The purpose of the MLE on innovation-enhancing procurement is to set up an EU knowledge-sharing service on innovation-enhancing procurement, encouraging mutual-learning, identifying good practices and providing advice in the field. The MLE aims to support Member States in designing, implementing and/or evaluating different policy instruments in relation to innovation-enhancing procurement.
The participating countries will get together to explore the best ways to tackle the identified policy challenges: (1) developing a strategic framework for innovation procurement, (2) capacity building, (3) financial resources/incentives, and (4) measurement, evaluation and monitoring), acknowledging a need for change in the design and/or implementation of policy instruments and wishing to learn from experiences in other countries.

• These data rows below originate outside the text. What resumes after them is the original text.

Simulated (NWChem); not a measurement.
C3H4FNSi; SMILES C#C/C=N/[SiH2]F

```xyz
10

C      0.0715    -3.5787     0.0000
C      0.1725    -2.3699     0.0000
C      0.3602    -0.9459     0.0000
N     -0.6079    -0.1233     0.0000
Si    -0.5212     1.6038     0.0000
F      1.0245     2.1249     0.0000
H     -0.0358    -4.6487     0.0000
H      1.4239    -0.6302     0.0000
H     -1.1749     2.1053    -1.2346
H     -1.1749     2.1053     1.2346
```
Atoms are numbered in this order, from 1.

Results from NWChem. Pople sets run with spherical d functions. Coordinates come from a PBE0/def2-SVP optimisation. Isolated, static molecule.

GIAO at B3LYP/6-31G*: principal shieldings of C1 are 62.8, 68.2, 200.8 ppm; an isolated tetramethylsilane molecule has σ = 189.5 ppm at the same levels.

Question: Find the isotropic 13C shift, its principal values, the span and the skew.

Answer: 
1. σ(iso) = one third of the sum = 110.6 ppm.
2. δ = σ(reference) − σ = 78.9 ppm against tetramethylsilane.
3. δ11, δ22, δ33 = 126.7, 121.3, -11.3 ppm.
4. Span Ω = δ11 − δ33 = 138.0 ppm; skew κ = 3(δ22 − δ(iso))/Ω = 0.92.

This kick-off meeting discussed the four main issues to be addressed in the upcoming workshops on innovation-enhancing public procurement: a strategic framework, capacity building, financial and other enabling incentives and resources, as well as measurement, evaluation and monitoring. The MLE team presented the draft Modus Operandi, the roadmap and general overview of the MLE process and its structure. The meeting was also an opportunity to meet the country representatives on innovation-enhancing procurement, and to present and discuss the major challenges, scope and topics of the MLE.
How to use public procurement to enhance innovation? This first country visit focused on the topic of a strategic framework for innovation procurement, as well as national strategies and action plans for promoting Innovation Procurement. As part of such a framework, definitions, goals, indicators, tools and activities, as well as roles and responsibilities of the actors involved, were discussed by the participants. In addition, it was an opportunity for participating countries to learn and exchange experience with the hosts, PIANOo and the Ministry of Economic Affairs of the Netherlands.
The public sector is a major purchaser and potential customer for innovative companies, products and services. How best to use this potential to enhance innovation? This second country visit focused on capacity building. Public entities have pursued different approaches to fostering effective use of the various innovation procurement procedures, adequate formulation of tenders, dealing with innovation-related risks, and getting internal and external backing. Equally, suppliers such as SMEs may require a better understanding of public entities’ needs, while politicians might need to better understand the societal and long-term benefits of innovation procurement. The working meeting on 1 June was preceded on 31 May by a visit to procuring organisations.